First it was the DA’s caucus leader, Zwakele Mncwango, and his deputy, Heinz de Boer, who rushed to the scene where they were quick to tell everyone who cared to listen that the municipality could have prevented the tragedy.
Mncwango said his party had warned the municipality about sub-standard work being produced by Gralio Precast.
“Just at the last council meeting we warned about this company. Had they (the municipality) listened to us this would not have happened,” Mncwango said.
This drew criticism from city bosses, who lambasted the DA as opportunists who were scavenging on the tragedy so as to revive their political fortunes.
“This behaviour is morally reprehensible and we condemn it in the strongest possible terms. We are all in the period of mourning and this is the time for all of us to unite and support those affected by this unfortunate disaster,” said mayor James Nxumalo.
Representatives of the newly formed Economic Freedom Fighters (EFF) were also present at the scene on Wednesday, speaking to a few construction workers.
The organisation’s provincial co-ordinator, Thembisile Msane, who works in the construction industry as a civil engineering technician, said the EFF was there to provide support to the surviving workers.
“These workers are the most affected because they would have to go back to work,” she said. Msane denied that the EFF was using the disaster to score political points.

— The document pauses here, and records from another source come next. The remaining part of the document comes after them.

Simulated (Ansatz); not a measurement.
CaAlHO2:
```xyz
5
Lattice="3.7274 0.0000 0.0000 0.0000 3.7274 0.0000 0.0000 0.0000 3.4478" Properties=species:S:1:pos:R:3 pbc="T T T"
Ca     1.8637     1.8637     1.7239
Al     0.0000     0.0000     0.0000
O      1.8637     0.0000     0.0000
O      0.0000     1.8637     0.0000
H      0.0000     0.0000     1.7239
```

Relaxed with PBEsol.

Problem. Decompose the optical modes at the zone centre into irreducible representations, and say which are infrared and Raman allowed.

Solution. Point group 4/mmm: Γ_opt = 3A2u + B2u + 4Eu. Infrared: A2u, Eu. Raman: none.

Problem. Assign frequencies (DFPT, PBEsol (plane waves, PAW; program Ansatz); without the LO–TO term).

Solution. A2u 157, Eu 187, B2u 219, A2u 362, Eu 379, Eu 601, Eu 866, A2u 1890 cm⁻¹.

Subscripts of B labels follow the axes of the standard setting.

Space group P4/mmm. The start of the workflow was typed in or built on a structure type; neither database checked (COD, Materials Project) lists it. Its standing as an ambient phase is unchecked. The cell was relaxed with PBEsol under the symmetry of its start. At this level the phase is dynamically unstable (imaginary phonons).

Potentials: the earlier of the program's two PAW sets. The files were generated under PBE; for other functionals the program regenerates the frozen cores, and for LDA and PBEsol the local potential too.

There were also those who got it wrong, like the National Freedom Party’s Youth Movement, which issued a statement incorrectly stating that it was a rugby stadium that had collapsed.
Meanwhile, the ANC called for the developers to be blacklisted. ANC spokesman, Senzo Mkhize, said that had the company complied with the court order against it and stopped construction, the disaster would have been avoided.
“The eThekwini Municipality must ensure that they pursue the matter and the police must thoroughly investigate the circumstances that led to this disaster,” Mkhize said.